>
> Many works of the 70s - Save the Tiger,
> Taxi Driver, the Last Detail, Chilly Scenes of Winter - were desultory in
> reaction to the perceived failures of 'the Sixties.'
Teaching a Scorsese course this semester I placed some emphasis on his
early films as reactions to the sixties, which are suggested by
references to Greenwich Village, just a couple of blocks away from and a
whole world away from the Elizabeth Street Little Sicily neighborhood in
which Who's that Knocking at My Door and Mean Streets are placed. In the
first film, set in 1967, the Village the main character, who is
beginning to break from the neighborhood, wants to go to there but his
friends see that as just sitting around with a bunch of fairies. In the
second film, set in the early 1970s, there is a much greater interaction
between the Village and Elizabeth Street, with two gay guys and blacks
even in the local bar/ neighborhood hangout, though it still functions
for most of the guys to some extent as a place to go pick up broads.

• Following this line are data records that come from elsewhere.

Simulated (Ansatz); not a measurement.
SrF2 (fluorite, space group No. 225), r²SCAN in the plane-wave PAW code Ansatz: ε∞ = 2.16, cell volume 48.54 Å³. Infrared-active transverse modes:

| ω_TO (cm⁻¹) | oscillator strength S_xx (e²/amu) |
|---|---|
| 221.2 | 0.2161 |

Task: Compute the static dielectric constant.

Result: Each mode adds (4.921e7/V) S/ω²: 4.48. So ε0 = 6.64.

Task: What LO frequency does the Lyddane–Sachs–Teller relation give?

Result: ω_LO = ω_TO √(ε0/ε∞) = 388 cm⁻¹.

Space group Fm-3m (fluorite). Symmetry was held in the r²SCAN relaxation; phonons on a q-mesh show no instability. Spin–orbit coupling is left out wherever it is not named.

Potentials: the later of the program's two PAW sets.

When Johnny Boy comes in with two Jewish girls picked up in the Cafe
Bizarre (a bit odd, as that place -- glimpsed in footage in the Dylan
documentary -- seems more indicative of 1964 than 1974) Tony, the bar
owner just snorts "bohemians." Probably the tension between the
traditional, if waning, life of Elizabeth Street, is shown in the sex
fantasy sequence that Scorsese added to get distribution but which
nevertheless I think really gives depth to the film. Not only is there a
break in style but the music, otherwise the doowop and soul music that
would have been the music of Elizabeth Street, shifts to Jim Morrison
singing "The End." That really brings home the cultural changes that are
occurring a few blocks away which intrigue the character but which he
can't at that point really participate in. When I showed this in an
earlier class on films of the sixties I pointed out that Flaming
Creatures, which I also showed, was shot just a few blocks away from the
setting of the film.
It was especially interesting to look at these issues in relation to the
Dylan documentary, which I didn't like that much on tv but was very
interested in on dvd. Both Dylan and Scorsese came to the Village around
1961 but their responses and reactions seem to have been very different.
Dylan finds himself in making the break; Scorsese seems to wander into
the life of Ethan in The Searchers.
This shifts things a bit away from politics to more general culture issues.